Besides, Karzai's dysfunctional government in Kabul, a direct support to the Taliban from next door Pakistan, has a devastating effect on Nato's war in Afghanistan. Safe havens on Pakistani soil are strengthening the Taliban's operational capabilities.
Above and beyond western pressure, Pakistan continues to live at peace with al-Qaida affiliated militants. The Pakistani military believes that control over the Pashtun-dominated Taliban is tantamount to a compulsory insurance policy against disintegration of the country. Pakistan's military and spy organization, the ISI, knows the Afghans and Afghanistan much better than the Americans do. They know perfectly well that the Taliban will dominate Afghan politics in a post-western Afghanistan.
Worse still, Pakistan makes feverish attempts to keep the Taliban glued to the al-Qaida ideology for fear of incorporating nationalism into their ranks. In the ISI's thinking, an al-Qaida affiliated Taliban is far less harmful to Pakistan than a Pashtun nationalist Taliban. Pakistan is using the Islamic card to prevent Pashtuns from going the way of the Baluchi separatists. Many political analysts remain ignorant of this crucial factor.
In such a perilous situation, the only thing that can rescue Afghanistan from falling into a civil war and prevent a geopolitical disaster in Central Asia, is transparent and unmediated peace talks with the Taliban. Peace talks could detach the insurgency from dependence on Pakistan which is crucial for reducing western casualties as well. Negotiations with the mediation of Pakistan have their own deadly perils, in Pakistan's usual double games.
In the lead-up to the invasion of Afghanistan by the US, Islamabad served for the Taliban as the only window to the outside world. The ISI encouraged the Taliban not to hand over Osama bin Laden by convincing them that the US would never invade Afghanistan. At the same time, Pakistan also was trying to convince the Americans that rooting out of the Taliban was the only option. Such duplicity by the ISI is exposed by Mullah Zaeef, the former Taliban ambassador to Islamabad, in his book My Life with the Taliban .
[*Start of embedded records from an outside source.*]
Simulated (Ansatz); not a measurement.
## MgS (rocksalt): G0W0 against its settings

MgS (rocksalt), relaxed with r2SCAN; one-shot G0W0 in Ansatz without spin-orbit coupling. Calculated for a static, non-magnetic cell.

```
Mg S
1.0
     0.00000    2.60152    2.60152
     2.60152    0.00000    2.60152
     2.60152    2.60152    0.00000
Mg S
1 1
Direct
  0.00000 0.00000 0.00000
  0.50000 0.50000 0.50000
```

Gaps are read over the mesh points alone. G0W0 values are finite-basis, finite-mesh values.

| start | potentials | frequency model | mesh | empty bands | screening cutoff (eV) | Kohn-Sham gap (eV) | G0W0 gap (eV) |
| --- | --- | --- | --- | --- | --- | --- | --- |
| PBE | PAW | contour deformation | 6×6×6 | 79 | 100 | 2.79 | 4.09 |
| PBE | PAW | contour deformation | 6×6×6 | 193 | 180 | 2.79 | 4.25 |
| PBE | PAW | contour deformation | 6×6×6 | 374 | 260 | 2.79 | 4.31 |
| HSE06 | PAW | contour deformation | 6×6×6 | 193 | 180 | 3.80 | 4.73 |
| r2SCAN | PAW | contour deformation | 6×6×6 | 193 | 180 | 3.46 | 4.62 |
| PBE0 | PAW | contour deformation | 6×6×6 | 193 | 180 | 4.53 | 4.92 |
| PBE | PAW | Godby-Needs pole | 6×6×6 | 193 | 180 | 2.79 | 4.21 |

Reconciliation and peace talks with medieval religious groups such as the
Taliban may appear awkward. By western standards the Taliban could be defined at best as a social throwback ; however, it is an indigenous religious movement with grass -root support among the Pashtuns in Afghanistan as well as Pakistan. The elimination of such a group is thus impossible in any meaningful sense. The west could gain from negotiations with the Taliban more than they can achieve by an endless war. But the CIA and Pentagon who are steering everything in Afghanistan will never listen.
They have put Uncle Sam on a deadly self-destructive spree in Afghanistan.